The Lexus ES, a rather angular looking beast from the company behind the Japanese Mercedes, is the subject of an ad written not by some talented louche scriptwriters in an agency, but by IBM's Watson artificial intelligence platform.
The ad itself, from The&Partnership, is pretty decent. It features a Toyot--- er, a Lexus engineer wistfully saying goodbye to his creation as it gains sentience, speeding off into the mountains (cue typical mountainous roadholding footage). Here's the ad accompanied by its making.
As car ads go, perhaps it is - finally - the true embodiment of the slogan used by the advertising campaign for the Ford Sierra, Man and machine in perfect harmony. And, to give The& some credit here, they are genuinely using AI to write the ad rather than doing what Burger King's agency David Miami did, and write an ad that pretended to be written by AI.
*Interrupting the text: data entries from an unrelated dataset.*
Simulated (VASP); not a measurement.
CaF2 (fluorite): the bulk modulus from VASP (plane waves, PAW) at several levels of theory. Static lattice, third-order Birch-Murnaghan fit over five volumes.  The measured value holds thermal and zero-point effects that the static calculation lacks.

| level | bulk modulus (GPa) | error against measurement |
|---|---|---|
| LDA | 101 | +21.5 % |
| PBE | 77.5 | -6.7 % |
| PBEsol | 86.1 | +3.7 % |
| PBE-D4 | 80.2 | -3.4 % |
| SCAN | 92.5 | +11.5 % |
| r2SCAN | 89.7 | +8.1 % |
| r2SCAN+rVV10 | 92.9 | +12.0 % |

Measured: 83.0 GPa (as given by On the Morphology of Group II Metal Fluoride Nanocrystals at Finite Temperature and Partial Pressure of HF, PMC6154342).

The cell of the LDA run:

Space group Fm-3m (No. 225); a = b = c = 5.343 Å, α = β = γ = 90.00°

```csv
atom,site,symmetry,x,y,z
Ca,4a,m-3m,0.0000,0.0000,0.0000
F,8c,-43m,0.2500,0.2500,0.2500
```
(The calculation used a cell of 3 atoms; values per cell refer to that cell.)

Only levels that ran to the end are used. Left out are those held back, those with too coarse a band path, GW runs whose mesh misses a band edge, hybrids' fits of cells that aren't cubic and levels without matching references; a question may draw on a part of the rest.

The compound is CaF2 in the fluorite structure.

Kevin Macdonald, director of The Last King of Scotland, turned his directorial chops to this challenge.
When I was handed the script, the melodrama of the story convinced me of its potential. The fact the AI gave a fellow machine sentience, placed it in a sort of combat situation, and then had it escaping into the sunset was such an emotional response from what is essentially a digital platform. The charmingly simplistic way the AI wrote the story was both fascinating in its interpretation of human emotion, and yet still unexpected enough to give the film a clearly non-human edge.
Overall, it's nicely done although clearly AI has only gone so far in the development of the ad. The direction wasn't by computer; the camerawork wasn't done by automated drone; and it wasn't edited purely by software. It would be fascinating to see what Watson could have done here, even if it was footage of failed attempts, to see exactly where the current point of harmony truly lies between man and machine.